Mario Gabelli, FCRH ’65, brought his longtime friend and fellow Bronx native Leon Cooperman to Fordham on May 9 for a wide-ranging, hour-long conversation that touched on everything from geopolitical events to investing strategies.
Befitting their five-decades-long friendship—the men carpooled together from the Bronx to Wall Street in the 1970s—the conversation had the feel of an informal chat, with plenty of joking and each man finishing the other’s sentences.
Do What You Love, Love What You Do
Cooperman, a former general partner of Goldman Sachs and manager of the hedge fund Omega Advisors, credited his success to hard work, luck, and intuition. The first, he said, is not to be underestimated; even though he’s 76, he still gets to his desk at 6:40 a.m. and goes to bed at 11 p.m. He does this even though he stopped investing client money last year and transformed Omega into a family investment office.
That kind of dedication is really only possible if you love your work, Cooperman told the crowd in the packed McNally Amphitheatre at the Lincoln Center campus.
“If you want to go with the flow today, you go into artificial intelligence, asset management, biotechnology. I’m the antithesis of that; I’m a broken-down stock picker. But I maintain that the only way to be successful is to do what you love, and love what you do. I love what I do,” he said.

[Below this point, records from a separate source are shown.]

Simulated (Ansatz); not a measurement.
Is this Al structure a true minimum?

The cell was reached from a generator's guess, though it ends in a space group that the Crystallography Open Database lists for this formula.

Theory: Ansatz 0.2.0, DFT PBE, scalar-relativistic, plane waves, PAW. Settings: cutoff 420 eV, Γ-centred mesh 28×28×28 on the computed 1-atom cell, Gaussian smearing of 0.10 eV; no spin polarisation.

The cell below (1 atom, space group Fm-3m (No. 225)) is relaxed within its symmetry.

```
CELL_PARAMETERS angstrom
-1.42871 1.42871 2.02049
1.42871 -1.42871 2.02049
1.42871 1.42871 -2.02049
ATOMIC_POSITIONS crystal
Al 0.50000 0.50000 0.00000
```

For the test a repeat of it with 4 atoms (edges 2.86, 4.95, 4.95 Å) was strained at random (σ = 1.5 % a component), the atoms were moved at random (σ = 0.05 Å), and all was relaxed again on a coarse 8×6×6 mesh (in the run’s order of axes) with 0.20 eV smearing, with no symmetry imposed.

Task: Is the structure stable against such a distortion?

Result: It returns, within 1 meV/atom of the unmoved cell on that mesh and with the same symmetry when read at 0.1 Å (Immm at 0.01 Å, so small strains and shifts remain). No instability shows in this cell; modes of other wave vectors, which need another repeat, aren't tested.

Signs of Both Hope and Concern for the Economy
When it comes to the current state of the economy, Cooperman recalled investor Sir John Marks Templeton’s description of the market cycle.
“He said, bull markets are born on pessimism; we had that in ’08 and ’09. They grow on skepticism; we had that in ’10 and ’11. They mature on optimism, which you have now, and they die on euphoria. I don’t see many signs of euphoria right now,” he said.
That said, he said there are some things that worry him. Both he and Gabelli disapproved of the trade war currently being waged between China and the United States, for instance.
“Nobody wins with tariffs. The world loses, and hopefully there will be a resolution, which I think is what the market is expecting,” Cooperman said.
“The thing that should worry all of us around here is the economy is nearly fully employed, but the deficit is going up. In the fourth quarter last year, the economy abruptly slowed because of a very small increase in interest rates. That just tells you there’s too much debt in the system. I worry about the debt.”
The Merits of Recycling Wealth
The two touched on philanthropy as well. Gabelli, chairman and CEO of GAMCO Investors, Inc., and a major Fordham donor for whom the Gabelli School is named, asked Cooperman why he’d signed on to Warren Buffett’s Giving Pledge to give away at least 50 percent of his wealth.
Cooperman replied that you can use money to buy things that bring you pleasure, such as art, homes and airplanes, or you can give it to your children or to the government. None of those appeal to him, he said, because material possessions only bring aggravation and giving excessive amounts of money to children robs of them of their sense of self-achievement.
“The fourth thing you can do with money is recycle it back to society, and that’s what I’ve chosen to do. I’m giving back to organizations that made a difference to me and my family in my lifetime,” he said.
“The idea is not original, but it is noble. In 1900, Andrew Carnegie said, ‘You die rich, you die disgraced.’”
Asked for their thoughts on the future of capitalism, Gabelli acknowledged that the system has some problems, but asserted that the meritocracy and rule of law that underpin it in the United States make up for its shortcomings. There are some things, however, that need to be addressed sooner rather than later.
“We have to deal with student loans. This is a real problem, and it’s got to be changed. We have $1.4 trillion in student loans, and we’ve got to solve that. Simple things, like letting you do pre-tax dollars to pay, and the schools have to be more practical about certain things,” he said.
The event was presented by Fordham’s Gabelli Center for Global Security Analysis.